Ecosystems and social systems are hardly ever static: they change over time, sometimes slowly and sometimes abruptly, and in response to both internal dynamics and external drivers. These changes play out over the surface of the Earth in the form of observable ‘patterns’, at a range of scales, from that of individual organisms, to patches showing similar attributes, to whole ecosystems, and to the entire biosphere. There is a broad tendency (which is by no means a fixed rule) that slow processes are associated with large spatial scales, and fast processes with small scales (Vance & Doel 2010). For useful information to be gained, it is necessary to match the scales of observation, in both time and space, with the scales of what is being observed (Englund & Cooper 2003). Furthermore, it is plausible that interventions in ecosystem processes are more effective if they are matched to the scale of the phenomenon being addressed.

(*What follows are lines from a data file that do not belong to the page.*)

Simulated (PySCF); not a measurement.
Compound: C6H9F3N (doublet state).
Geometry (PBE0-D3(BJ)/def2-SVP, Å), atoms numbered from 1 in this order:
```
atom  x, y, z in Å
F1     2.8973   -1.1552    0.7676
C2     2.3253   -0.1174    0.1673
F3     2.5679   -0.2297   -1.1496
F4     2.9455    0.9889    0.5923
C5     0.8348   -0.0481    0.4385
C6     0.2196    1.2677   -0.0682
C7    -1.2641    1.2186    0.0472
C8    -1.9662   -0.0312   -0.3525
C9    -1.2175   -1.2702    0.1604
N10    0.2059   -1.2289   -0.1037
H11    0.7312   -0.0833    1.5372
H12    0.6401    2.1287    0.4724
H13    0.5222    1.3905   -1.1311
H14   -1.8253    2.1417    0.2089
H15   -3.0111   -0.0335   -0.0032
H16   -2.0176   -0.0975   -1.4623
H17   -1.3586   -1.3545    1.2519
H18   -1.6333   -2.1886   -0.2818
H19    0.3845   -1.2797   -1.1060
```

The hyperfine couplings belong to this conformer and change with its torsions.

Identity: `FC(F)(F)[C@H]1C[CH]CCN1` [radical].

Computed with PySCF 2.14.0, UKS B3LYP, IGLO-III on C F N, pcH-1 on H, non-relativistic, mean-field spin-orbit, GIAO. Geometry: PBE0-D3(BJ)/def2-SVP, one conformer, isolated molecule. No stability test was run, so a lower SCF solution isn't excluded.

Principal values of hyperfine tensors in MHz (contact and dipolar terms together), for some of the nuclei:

It is therefore an area of concern that the majority of the data collected relating to the state and functioning of the natural and human world is on small scales and over short periods of time (Carpenter 1996; Englund & Cooper 2003; Levin 1992). This is partly because information at large scales and over long periods was not part of our human experience until relatively recently: we observed locally, and usually for no longer than a human lifespan (and often much less). Written records in archives, travel, telecommunications and space exploration have changed all that. At the same time, human dominance of the world has led to a range of phenomena on regional and global scale – such as climate change, biodiversity loss and ecosystem degradation – which require investigation and intervention on scales far beyond the local and immediate.

There has been a trend in science towards finer and finer resolution, more detail, increased specialisation and narrower disciplines. The scientific approach of reductionism – looking for the causes of things by isolating them and delving down into their underlying elements – has been enormously successful in many fields; however, it has been unhelpful in solving issues which are systemic in nature. System problems emerge from interactions and context, and require a wider rather than a narrower view; a view which is often associated with larger scales in space and time. Fortunately, theoretical and technological advances the past few decades have made it increasingly feasible to observe, experiment with and manage systems on the scales at which they actually operate (Schindler 1998).

There is a growing realisation that the phenomena relevant to environmental management operate on a range of scales, rather than on a single scale. Even within a class of issues (‘desertification’, for instance) several nested scales are often relevant. Thus there is seldom a single ‘best’ scale for all purposes. The trend is towards multi-scale observation and analysis, and in particular towards trying to understand how phenomena propagate across scales and interact between scales (Scholes et al. 2013).

In classical science, still reflected in science education and attitudes towards data ownership, the researcher made his or her own observations. This is not technically feasible on large scales and over long times; we depend on the accumulation of data from many individuals, the custodianship of institutions and complex and expensive equipment, such as satellites, which are designed and operated by specialists. As a result, the activity of making accurate, repeated observations for use by other scientists is a legitimate aspect of science in its own right, which must be funded and recognised as such.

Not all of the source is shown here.